DANNY MEYER ELIMINATES TIPPING. WELL ADVISED? BE CAREFUL OUT THERE!
The talk of the town and the country, among restaurateurs and diners alike is the no-tipping policy that Danny Meyer is about to embrace in his highly regarded full service locations. No one is more respected in the industry than Meyer, with good reason. He has built a great company within the fine dining sector, in addition to launching the hugely successful Shake Shack fast casual chain. If anyone can spearhead the no-tipping approach, it is he, but we have our doubts. In any event, the outcome will not be known for months or even years. There are three constituencies to satisfy here: the employees, the customers and the management. We list the employees first just because they are the face of the company, and continuously display the corporate culture to the dining public. If they are unhappy with the quality of the food served, the performance of the kitchen, their personal compensation and treatment by corporate management, it will be continuously communicated to the customer base.
I’ve been an analyst, investment banker, investor and adviser relating to the restaurant industry for over three decades. This is one of the more radical (call it “contemplated”) “adjustments” to the labor portion of “prime costs” ( food and labor) that I’ve seen in all that time, indeed the dining out culture that has become ingrained in our lifestyle.
It is important to understand the motivation behind Meyer’s (and some predecessors) move. As Meyer has described, the kitchen staff is paid by salary (or hourly) while the servers can make much more money including tips. The back of the house is of course critical to customer satisfaction, so it has to be discouraging and unfair to the kitchen when the servers are celebrating at the end of a great evening, having made hundreds of dollars, and the kitchen staff has made a fraction of that. It is important to understand that labor laws have for years inserted themselves into the tip allocation process, when tips are pooled; in general protecting the servers whose hourly rate is usually below the minimum wage. Tips can therefore not be allocated (more than nominally) to back of the house employees, leaving their compensation to management by way of salaries and bonuses. Assuming that front of the house tips are pooled among servers and their compensation can’t be cut materially, the change implemented by Danny Meyer’s amounts to a compensation raise for the back of the house, and an increase in overall labor costs.
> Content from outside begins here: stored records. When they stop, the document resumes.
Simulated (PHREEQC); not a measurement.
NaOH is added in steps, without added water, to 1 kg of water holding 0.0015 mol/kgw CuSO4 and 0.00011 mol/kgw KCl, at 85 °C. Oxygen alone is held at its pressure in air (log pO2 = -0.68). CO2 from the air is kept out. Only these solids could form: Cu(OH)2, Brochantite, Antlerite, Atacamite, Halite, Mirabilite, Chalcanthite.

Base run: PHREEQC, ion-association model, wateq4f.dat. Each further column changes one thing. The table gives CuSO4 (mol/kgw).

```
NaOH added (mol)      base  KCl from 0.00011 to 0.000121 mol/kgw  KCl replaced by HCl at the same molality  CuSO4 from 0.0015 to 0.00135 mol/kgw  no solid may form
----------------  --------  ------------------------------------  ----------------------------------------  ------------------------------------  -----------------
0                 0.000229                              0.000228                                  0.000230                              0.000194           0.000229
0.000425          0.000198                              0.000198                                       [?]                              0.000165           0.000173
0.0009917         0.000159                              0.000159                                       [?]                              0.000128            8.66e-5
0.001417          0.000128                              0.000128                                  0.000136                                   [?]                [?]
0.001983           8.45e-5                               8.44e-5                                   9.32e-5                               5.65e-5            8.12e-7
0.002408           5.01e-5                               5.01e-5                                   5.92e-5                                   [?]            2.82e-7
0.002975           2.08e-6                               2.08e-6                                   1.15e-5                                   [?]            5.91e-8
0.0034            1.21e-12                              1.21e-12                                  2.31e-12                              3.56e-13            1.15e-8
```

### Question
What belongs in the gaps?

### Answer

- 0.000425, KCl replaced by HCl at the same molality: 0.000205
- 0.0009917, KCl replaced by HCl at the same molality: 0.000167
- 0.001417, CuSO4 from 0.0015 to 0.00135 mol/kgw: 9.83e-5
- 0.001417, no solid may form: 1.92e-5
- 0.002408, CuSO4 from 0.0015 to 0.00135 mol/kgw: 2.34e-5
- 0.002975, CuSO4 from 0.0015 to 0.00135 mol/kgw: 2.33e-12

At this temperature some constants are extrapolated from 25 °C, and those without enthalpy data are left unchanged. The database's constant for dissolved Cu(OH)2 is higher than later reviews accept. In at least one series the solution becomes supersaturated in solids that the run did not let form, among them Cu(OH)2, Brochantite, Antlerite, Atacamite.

Considering the second “stakeholders”, the customers: Some customers won’t mind if prices go up 20%-30%, including tips, since they were tipping at least 20% anyway, can afford it, and they really like the food and service. They are customers no matter what, which may especially apply to the restaurants managed by Meyer. Also, some customers don’t like the burden of the tip decision, so will welcome relief from this responsibility. In our opinion, this contingency is small, however. More important is the group that normally tips at perhaps the 15%-20% range, so this price rise will be a noticeable increase in the cost of dining. While some customers will tolerate it, we believe that a material number will not. Traffic is hard to come by, for all retailers, and wise managements are exceedingly thoughtful before implementing price increases. Our conclusion here: this new policy will not increase traffic, and will likely lose at least a few customers for all but the very strongest operators.
The third contingency is corporate management. Without question, the contemplated change will simplify the labor equation; compensate the back of the house more appropriately which will reduce turnover and training, and the burden of coping with governmental oversight. Operating margins are hard to maintain and management must get an appropriate return on investment if they are to prosper. In a better economy, with stronger sales, margin pressure would not be so substantial, but these days there is only one solution to higher costs, and that is higher prices.
Our bottom line: There is no one better equipped that Danny Meyer to implement this new policy, based on his relationships with employees and customers alike. We feel, however, this policy may hurt even him, over time, in terms of customer traffic. Most other full service restaurant companies would be ill advised to follow his lead, in our opinion. The economy, and the competition, is too unforgiving to tolerate what will amount to a material rise in dining prices. If I owned shares in a publicly held full service restaurant company, which I do not, I would be highly suspect of this change that is relatively radical in a very sensitive environment. In any event, even Danny Meyer intends to phase this approach in over a year or more, so this will take a while to play out. In the meantime, we say to restaurateurs and investors alike: be careful out there!